Becoming a parent through adoption means embracing a unique, complex, sacred type of parenthood. It’s an additional, specific identity as a parent. We’d argue this isn’t an innate skillset. It takes ongoing, lifelong education and support so you can be best prepared to support your child with the part of their identity that is being an adoptee. Here are our best tips and tricks for finding, navigating, consuming and engaging with adoption education and content:
- Check in with your adoption professional. Hopefully, you worked with your specific professional because you built a certain level of trust with them. If that’s true, then you can likely trust them to point you in the direction of quality ongoing adoption education. Who to listen to and follow. Which books and articles to read. Specific TV shows, movies, documentaries to watch. Podcasts to download and classes/courses to take/purchase. Finding out who your professional recommends is a great place to start!

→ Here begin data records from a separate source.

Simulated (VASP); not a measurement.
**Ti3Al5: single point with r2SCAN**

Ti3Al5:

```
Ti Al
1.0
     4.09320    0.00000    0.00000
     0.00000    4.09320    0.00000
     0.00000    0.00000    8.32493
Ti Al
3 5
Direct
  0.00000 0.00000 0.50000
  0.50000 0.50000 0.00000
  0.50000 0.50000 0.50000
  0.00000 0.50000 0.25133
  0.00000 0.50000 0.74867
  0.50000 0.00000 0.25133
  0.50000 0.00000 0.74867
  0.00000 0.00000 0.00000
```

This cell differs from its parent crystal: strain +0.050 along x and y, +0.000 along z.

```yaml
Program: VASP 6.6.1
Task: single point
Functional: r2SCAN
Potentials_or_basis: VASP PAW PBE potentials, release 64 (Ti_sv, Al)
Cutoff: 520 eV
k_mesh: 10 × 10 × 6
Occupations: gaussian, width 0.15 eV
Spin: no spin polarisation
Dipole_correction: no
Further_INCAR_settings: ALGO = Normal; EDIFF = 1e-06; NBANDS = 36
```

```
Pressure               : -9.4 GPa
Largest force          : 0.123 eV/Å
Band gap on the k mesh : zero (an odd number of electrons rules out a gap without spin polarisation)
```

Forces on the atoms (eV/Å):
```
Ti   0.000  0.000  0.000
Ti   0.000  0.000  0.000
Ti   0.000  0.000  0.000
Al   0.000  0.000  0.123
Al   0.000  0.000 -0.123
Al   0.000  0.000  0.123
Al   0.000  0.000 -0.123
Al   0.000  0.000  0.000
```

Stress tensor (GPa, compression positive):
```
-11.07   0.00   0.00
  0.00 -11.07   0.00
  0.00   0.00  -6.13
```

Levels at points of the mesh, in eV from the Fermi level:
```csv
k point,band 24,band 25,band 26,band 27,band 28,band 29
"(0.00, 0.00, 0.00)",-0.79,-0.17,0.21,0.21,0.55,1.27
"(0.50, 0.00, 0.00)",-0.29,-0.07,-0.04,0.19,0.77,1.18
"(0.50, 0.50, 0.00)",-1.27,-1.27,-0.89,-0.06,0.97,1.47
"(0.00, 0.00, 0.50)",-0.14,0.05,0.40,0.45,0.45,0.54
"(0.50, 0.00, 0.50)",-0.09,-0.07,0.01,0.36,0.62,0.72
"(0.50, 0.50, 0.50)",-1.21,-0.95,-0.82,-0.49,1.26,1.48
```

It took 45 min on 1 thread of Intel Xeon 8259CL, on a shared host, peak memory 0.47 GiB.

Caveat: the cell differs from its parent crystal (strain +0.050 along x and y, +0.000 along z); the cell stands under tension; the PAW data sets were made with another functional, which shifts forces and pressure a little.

- Seek out the other voices in the triad. If you’re an adoptive parent, you’re going to want to tune into the birth parents and adoptees sharing their lived experiences. It’s ok to learn from other adoptive parents, too. There’s a lot to gain from those who share your experience and know intimately what you are navigating. Shoot, check in with them in regard to who they are listening to and learning from. They may be one of your best places to find new resources! We just recommend they shouldn’t be your only or primary source of education.
- Compensate birth parents and adoptees for the education they are providing. Birth parents and adoptees share their experiences, knowledge and insight, in hopes of changing adoption for the better for future generations. Your children. This takes time, emotional and physical labor. When possible, compensate them. Buy their books or sign up for their workshops. If they have a venmo, shoot them a few bucks. They deserve every penny and more.
- Stay out of the DMs. You’ll likely start listening, learning and you’ll get excited! You’ll have questions. Before you rush into the DMs of a birth parent or adoptee, really look through the content they’ve already provided. The answer may be there. If they offer consultations, schedule one!
- Find an accountability partner. Life is just more fun with a friend! Find a fellow adoptive parent, read the same book, and then get together at your local coffee shop and discuss. Shoot, start a book club and make it a party! Set up a night to watch an adoption related movie or documentary together. The possibilities are endless.
- Share the resources you love with family and friends. You’re learning so much about adoption. Your inner circle likely does not have the knowledge you do. And, you want them to be able to support your child as well. Share a favorite book or podcast with them! Then, set up a time to meet over coffee and talk about their initial thoughts and reactions.
- Set realistic goals. There is A LOT of adoption education content out there currently. It’s a blessing and a curse. You’ve got great information at your fingertips to help you in your adoption journey, just, pace yourself. It’s a marathon, not a sprint. If you’re a reader, maybe you set the goal of 2-3 adoption themed books per year. If not, your goal might be one. Or maybe, you listen to the audio book instead. Pick one morning each month where you make a cup of tea and scroll through all your adoption follows on social media to see what’s new and trending. Pick one podcast to follow throughout the year as they release new episodes. Important: You do not have to read, follow and listen to it all. It’s just not possible, or healthy.
- Take breaks. Breaks are A OK! Adoption is a heavy, complex topic and it can be overwhelming. Especially, because it’s personal for you. For your child. If you’re finding yourself anxious, overwhelmed, resentful…step away. Clear your head. Take care of yourself. Then, come back to the education in tiny pieces when you’re ready. It will still be there.
- Take inventory. At the end of each year, check back in with yourself. Hold yourself accountable, with a side of grace. Did you reach your goal? Was it too lofty and you need to scale back? Was there a certain format of education you really enjoyed so you’re going to seek that out more in the coming year? Was there something that just didn’t work for you so you’re scrapping it? Did you compensate birth parents and adoptees for their work?
- Have fun! Exploring adoption education does not have to be scary or laborious. Dare we say, it can be fun! There are amazing educators out there, funny ones even, with incredible insight and knowledge. Loosen your grip, open your heart, and enjoy the journey. The possibilities are endless!